The car shown in a 1996 Bentley Turbo but the job essentially the same in any Crewe Rolls Royce or Bentley car from 1990 to 1998
We start by unlocking the doors, rolling down the windows, and disconnecting the battery. We open doors and windows to protect us from being locked out if the controller does anything funny. Disconnecting the battery is important because the vehicle should be powered off for removal and refit. Switching off the battery switch does not switch off the alarm in many later cars.
Now it's time for removing the dash top. That exposes the metal understructure, the wiring, and the modules. To remove the top, you first remove the wood fascia. The lower dash panels also come off. With those out of the way, you can access the screws holding the top cover in place.
The wiring is all neatly bundled together, and there's a lot of it! There are many different modules under the dash in these cars. Luckily, the folks at Crewe labeled each one with real human-readable tags and not just part numbers.
The alarm or security controller (labels vary) is usually located in the middle of the dash, above the radio.

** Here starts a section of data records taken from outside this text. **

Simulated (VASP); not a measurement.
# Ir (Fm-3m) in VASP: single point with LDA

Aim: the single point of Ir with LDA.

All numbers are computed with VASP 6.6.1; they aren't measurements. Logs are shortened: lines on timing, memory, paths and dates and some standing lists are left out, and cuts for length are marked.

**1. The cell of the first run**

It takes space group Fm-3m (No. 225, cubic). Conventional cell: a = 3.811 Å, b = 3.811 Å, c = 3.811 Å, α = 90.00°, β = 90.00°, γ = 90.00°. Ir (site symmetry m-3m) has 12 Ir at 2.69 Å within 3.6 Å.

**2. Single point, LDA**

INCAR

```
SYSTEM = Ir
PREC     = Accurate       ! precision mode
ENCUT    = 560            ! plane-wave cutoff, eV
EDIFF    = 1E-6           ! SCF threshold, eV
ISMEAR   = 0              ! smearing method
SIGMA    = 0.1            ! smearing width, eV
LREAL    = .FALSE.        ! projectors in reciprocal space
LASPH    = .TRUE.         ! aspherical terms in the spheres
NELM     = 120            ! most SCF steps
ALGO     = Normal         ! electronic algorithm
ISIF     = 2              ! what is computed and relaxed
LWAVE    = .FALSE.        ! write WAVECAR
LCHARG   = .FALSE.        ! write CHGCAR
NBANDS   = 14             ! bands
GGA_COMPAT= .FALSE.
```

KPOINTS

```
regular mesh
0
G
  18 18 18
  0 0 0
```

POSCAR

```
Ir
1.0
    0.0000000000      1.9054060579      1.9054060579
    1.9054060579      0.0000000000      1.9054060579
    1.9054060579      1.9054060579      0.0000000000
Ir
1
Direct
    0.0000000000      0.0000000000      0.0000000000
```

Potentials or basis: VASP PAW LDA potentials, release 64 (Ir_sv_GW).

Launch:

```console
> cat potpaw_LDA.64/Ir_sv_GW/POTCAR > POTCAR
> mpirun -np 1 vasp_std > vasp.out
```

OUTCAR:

The next view shows the area where it may be found > > >
Here is a security controller removed:
Unplug the controller from the car and take it out. When the brackets are removed you can take the case apart and remove the circuit boards. They unfold to reveal something like this. The batteries are in the center and lower right in this image. One is white; the other is blue.
In this closeup you can see the corrosion, but in the earlier photo you can also see that the corrosion is not so bad that the whole circuit board is eaten up. That's why it's so important to change these now, before they fail. If you get a failure there is a good chance your circuits are too eaten up to be fixed by a simple battery change.
A look at the battery give us the information we need to find a replacement. I don't know where to find identical replacements; indeed I doubt they exist today. But that's okay; we can get functional equivalents. Reading the label, we see that this battery is 6 volts, 280 milliamp hours, and it's a nickel cadmium (ni-cd) type.
In the USA we head for Radio Shack, where they sell a wide variety of replacement batteries for cordless phones and other devices. We find a battery that has the same voltage, similar amp-hour rating, and the same technology. Note that you need an exact match for technology and volts, but amp-hour rating is flexible.
If you fit a lithium ion battery in place of a nickel cadmium unit, the charge rate will be wrong, and it will soon burn up. If you install a battery of the wrong voltage, the system won't work, and may be damaged. We remove the old batteries and solder the new ones in place. We tape them or glue them down, because they have a different shape from the originals.
The result should look something like this:
Now we're ready for the final step. We put the electronics back in the case, and plug the whole thing into the car. We hook up the battery, and give it a try. This one worked.
If you have a working module in your car now, and you change the batteries as a preventative step, you are virtually assured of success (provided you do it right.)
Battery replacement and circuit board cleanup as a repair procedure is a lot more chancy. I don't know the success rate but I do know it's chancy enough that we don't do these repairs unless we have the car here, so we can test our work and perhaps even go in for further repairs if we do not get success the first time.
Luckily, this controller worked right off, and we put the car back together.
This Bentley should be all set for another ten years or so.